Or how to achieve bi-weekly releases at SaaS scale
Part II – Tools
This is Part II of a series, see Other Parts in the Series
Code is King
A certain kind of people will tell you that a car is just a means to
“get from A to B”: I insist that there is a fundamental, qualitative
difference between a Porsche GT3 and a Fiat Multipla – even without knowing
anything about mechanics and the inner working of a petrol engine, by just
looking at the beauty of the former, one knows there is a tremendous amount
of engineering pride and excellence that went into it, that which will be entirely
missing in something that was clearly designed by a drunk squirrel.
With code, it is now my strongly held belief, it’s exactly the same – multiplied
by a factor of 100x, at least: readable, clear, concise code shows a clarity
of intent and an intellectual mastery of the problem domain, that is withoout
fail entirely missing from convoluted, shoddily written and just “hacked
together” spaghetti code.
Obviously, business people – the CEO-types, usually with background in
management, strategy or marketing – will say that “so long as it works” and
earns a buck then it’s just fine and that if you agonize over code quality and
style, you’re just a stickler who’s lost touch with the hard reality of
And, maybe, in the era of fart apps being valued at $3BN+ while they can’t
even be bothered to secure they users’ accounts, let alone develop something
actually useful to solve real-life problem, that’s possibly true.
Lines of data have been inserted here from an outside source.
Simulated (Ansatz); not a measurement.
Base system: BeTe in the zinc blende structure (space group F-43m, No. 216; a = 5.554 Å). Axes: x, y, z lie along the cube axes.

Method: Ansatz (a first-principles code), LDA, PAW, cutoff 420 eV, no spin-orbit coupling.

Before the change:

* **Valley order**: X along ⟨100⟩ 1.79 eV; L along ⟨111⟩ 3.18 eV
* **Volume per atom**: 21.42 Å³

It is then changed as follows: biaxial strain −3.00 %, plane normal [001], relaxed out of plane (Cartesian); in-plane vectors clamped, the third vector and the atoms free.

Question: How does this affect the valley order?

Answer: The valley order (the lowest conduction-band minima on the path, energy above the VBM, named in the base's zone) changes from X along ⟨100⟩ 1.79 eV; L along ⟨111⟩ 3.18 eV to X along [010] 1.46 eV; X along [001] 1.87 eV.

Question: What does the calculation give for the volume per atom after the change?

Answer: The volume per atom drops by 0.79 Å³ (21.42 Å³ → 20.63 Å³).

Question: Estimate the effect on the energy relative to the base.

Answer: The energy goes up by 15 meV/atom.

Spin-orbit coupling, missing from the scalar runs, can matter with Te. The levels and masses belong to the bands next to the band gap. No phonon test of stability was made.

However, when you are developing Enterprise SaaS software, which must be
deployed across the globe, must be highly available and must be ready to scale
to handle many thousand of business critical transactions per second; well,
then that’s an entirely other story.
Further, in an era of rapidly changing markets, or emerging user requirements
and the constant need to stay one step ahead of the competition (who are
usually just as smart as you are) there are some key requirements that must
- code must be easy to extend and modify;
- systems must be loosely coupled and embrace separation of concerns;
- the code must be fully testable – and tests must be fully automated and
- the code must be easy to understand by new hires; the APIs must be clean
and “easy to use right” by partners, users and integrators; and one must
be able to quickly open source the code base, if required.
I’ve learned this the hard way at Google, joining a part of the organization
that was not originally part of the core engineering team and where,
historically, there had been a less-than-ideal attention to code quality,
because they were not subject to the same stringent requirements as the rest
core Search and Ads teams: starting with a core of extremely talented folks
in the London office, we set out to change that, but it took us the best part
of three years to achieve our goals, and some parts of that codebase were still
woefully inadequate by the time I left.
No surprise, those tools and services we developed according to the core
Engineering best practices were the ones that scaled fastest, were most used
beyond our organization and gave us the least problems operationally; the others,
well, not so good.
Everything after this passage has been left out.